Shares in Joyy closed down more than 26% in New York on Wednesday after Muddy Waters published its report accusing the company of making up revenues and labeling the business "a multibillion-dollar fraud." The shares recovered some of those losses in after hours trading and were up 16% premarket on Thursday.

The fraud allegations come just days after Baidu, China's dominant search engine, announced it was buying Joyy's domestic livestreaming business, YY Live, for $3.6 billion.

Baidu did not respond to requests for comment. The US Securities and Exchange Commission (SEC) declined to comment.

"Muddy Waters' report shows its lack of a basic understanding of the live streaming industry in China," Joyy said in a statement.

Like other livestreaming platforms in China, YY Live makes money from users who buy virtual gifts for performers. Performers can then cash those virtual gifts in for real money.

Muddy Waters alleges that many of those paying users are actually computer bots that can be linked to Joyy's internet servers.

"Joyy is almost entirely fraudulent," Muddy Waters founder Carson Block said on his online video platform Zeroes TV. "Almost everything in terms of revenue, profits and paying users is fake."

The short seller estimates about "90% of the revenue that Joyy has reported from YY Live is fraudulent." Revenues from Bigo, the company's international livestreaming platform, are 80% fraudulent, according to Block. Bigo operates in Southeast Asia, Europe, the Middle East and the United States.

"The operating metrics disclosed by Joyy are commonly used and publicized by its industry peers," Joyy said. "Live streaming has become a key revenue engine for companies in the internet sector, including a number of public companies listed in the US and Hong Kong."

Joyy reported domestic and international livestreaming revenues of about 6 billion yuan ($914 million) for the three months that ended in September, an increase of 40% compared to the same period last year. The company says livestreaming accounts for more than 95% of its total revenue.
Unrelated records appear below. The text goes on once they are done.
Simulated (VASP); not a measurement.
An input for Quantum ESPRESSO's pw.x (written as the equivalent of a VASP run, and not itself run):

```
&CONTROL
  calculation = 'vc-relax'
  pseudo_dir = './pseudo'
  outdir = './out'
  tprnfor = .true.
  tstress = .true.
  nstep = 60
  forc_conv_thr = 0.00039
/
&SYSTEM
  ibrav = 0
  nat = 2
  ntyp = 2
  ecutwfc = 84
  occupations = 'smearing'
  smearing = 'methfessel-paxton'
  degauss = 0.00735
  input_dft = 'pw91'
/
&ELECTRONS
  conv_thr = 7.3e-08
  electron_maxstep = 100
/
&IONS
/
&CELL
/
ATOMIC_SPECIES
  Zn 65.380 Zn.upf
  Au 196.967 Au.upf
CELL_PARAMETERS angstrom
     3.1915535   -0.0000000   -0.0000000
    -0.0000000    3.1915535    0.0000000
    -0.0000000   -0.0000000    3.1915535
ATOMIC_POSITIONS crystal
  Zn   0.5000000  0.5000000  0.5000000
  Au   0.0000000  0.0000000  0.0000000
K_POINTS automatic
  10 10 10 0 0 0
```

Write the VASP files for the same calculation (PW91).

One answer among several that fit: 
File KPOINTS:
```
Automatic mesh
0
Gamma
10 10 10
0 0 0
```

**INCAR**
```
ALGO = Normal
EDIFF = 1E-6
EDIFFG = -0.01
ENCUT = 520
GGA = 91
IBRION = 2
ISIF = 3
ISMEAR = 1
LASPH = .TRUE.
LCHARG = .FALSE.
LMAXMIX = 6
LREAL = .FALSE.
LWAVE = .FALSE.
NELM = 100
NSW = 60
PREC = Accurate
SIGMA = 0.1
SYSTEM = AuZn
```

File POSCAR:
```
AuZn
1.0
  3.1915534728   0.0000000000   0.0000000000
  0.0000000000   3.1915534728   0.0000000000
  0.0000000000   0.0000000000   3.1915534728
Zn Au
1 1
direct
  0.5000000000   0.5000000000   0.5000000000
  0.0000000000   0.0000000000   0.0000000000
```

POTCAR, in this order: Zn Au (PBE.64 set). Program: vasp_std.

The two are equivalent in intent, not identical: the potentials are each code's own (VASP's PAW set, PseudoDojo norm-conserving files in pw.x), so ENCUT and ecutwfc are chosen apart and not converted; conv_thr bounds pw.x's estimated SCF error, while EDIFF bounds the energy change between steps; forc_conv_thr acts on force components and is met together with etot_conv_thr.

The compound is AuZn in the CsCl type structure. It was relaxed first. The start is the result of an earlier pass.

In its statement Thursday, Joyy said Bigo's revenue had grown to $490 million in the third quarter of 2020 from $181 million in the second quarter of 2019. Joyy also said that it would continue with a program of buying back $300 million worth of its own shares "to demonstrate the company's confidence in its long-term prospects."

The accusations against Joyy, which is listed on the Nasdaq, come as Chinese companies face growing scrutiny on Wall Street.

Chinese firms with shares traded in the United States could soon be required to use auditors overseen by US regulators or face being kicked off exchanges under a plan being drafted by the SEC, the Wall Street Journal reported earlier this week, citing people familiar with the matter.

The scrutiny of Chinese companies intensified following the Luckin Coffee scandal. Luckin was kicked off the Nasdaq in June following the disclosure of massive accounting irregularities. (Muddy Waters revealed in January that it had bet against Luckin shares after it was sent a "credible" anonymous report that accused the Chinese coffee chain of fraudulent accounting.)

US lawmakers, government agencies and stock exchanges have since taken steps aimed at limiting Beijing's access to America's vast capital markets.

In May, the US Senate unanimously passed a bill that would prevent companies that refuse to open their books from listing on Wall Street. The bill's bipartisan co-sponsors said the goal is to "kick deceitful Chinese companies off US exchanges." The bill still needs to pass the US House of Representatives.

In August, iQiyi, a Chinese streaming platform similar to Netflix, revealed that the SEC had opened an investigation into its practices after short seller Wolfpack Research alleged massive fraud at the firm. Last month, iQiyi said an internal review conducted by the company's independent audit committee "did not uncover any evidence that would substantiate the allegations." The SEC investigation continues.